(Bloomberg) -- The system under which U.K. banks access the European Union after Brexit could soon become more complicated.
Lawmakers in the European Parliament are demanding a right to object to any executive decision granting regulatory “equivalence,” and to have the power over such decisions spread more evenly between different institutions in Brussels. If adopted, the measure could inject further uncertainty into a system of EU market access that the U.K. already regards as inadequate for the time after Brexit.
Equivalence decisions are “technical in nature,” but they also have “a clear political dimension, possibly balancing different policy objectives,” the parliament said in a non-binding report adopted on Wednesday. The process “should be subject to appropriate scrutiny” by the parliament and national governments.
While the opinion doesn’t have any immediate consequences, it offers a glimpse into the parliament’s thinking on other files that are currently under review and where the system of market access for third-country firms is being amended.

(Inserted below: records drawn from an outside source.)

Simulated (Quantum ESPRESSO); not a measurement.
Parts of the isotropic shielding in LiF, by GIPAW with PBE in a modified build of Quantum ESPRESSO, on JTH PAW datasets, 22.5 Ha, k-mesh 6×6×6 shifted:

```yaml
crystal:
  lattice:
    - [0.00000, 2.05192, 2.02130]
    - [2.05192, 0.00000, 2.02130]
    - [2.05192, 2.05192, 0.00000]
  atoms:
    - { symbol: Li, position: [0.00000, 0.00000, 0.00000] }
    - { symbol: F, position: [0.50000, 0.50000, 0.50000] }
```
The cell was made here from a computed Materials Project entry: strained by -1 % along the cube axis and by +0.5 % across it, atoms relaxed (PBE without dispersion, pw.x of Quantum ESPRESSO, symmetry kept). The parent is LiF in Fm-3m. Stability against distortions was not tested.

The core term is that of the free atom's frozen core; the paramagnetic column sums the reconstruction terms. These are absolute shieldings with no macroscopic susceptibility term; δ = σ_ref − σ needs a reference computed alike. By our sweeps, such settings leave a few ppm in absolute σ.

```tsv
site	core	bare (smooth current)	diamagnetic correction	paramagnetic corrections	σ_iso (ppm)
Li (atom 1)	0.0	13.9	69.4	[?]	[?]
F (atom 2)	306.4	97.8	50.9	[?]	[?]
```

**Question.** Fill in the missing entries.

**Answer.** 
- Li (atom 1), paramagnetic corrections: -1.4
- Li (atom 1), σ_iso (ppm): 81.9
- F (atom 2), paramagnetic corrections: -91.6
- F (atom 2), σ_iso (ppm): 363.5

Under the “equivalence” system, foreign firms get access to the EU if their home country’s rules are deemed as tough as the ones in the bloc. It’s become a talking point in the Brexit negotiations, as the EU is offering what it calls an “improved equivalence” system to the U.K. This could entail a more intrusive degree of scrutiny by EU authorities because the size of the U.K.’s financial market makes the EU more susceptible to instability originating there.
The political nature of the process was also highlighted when the EU tied recognition of Swiss rules to progress on an unrelated political issue.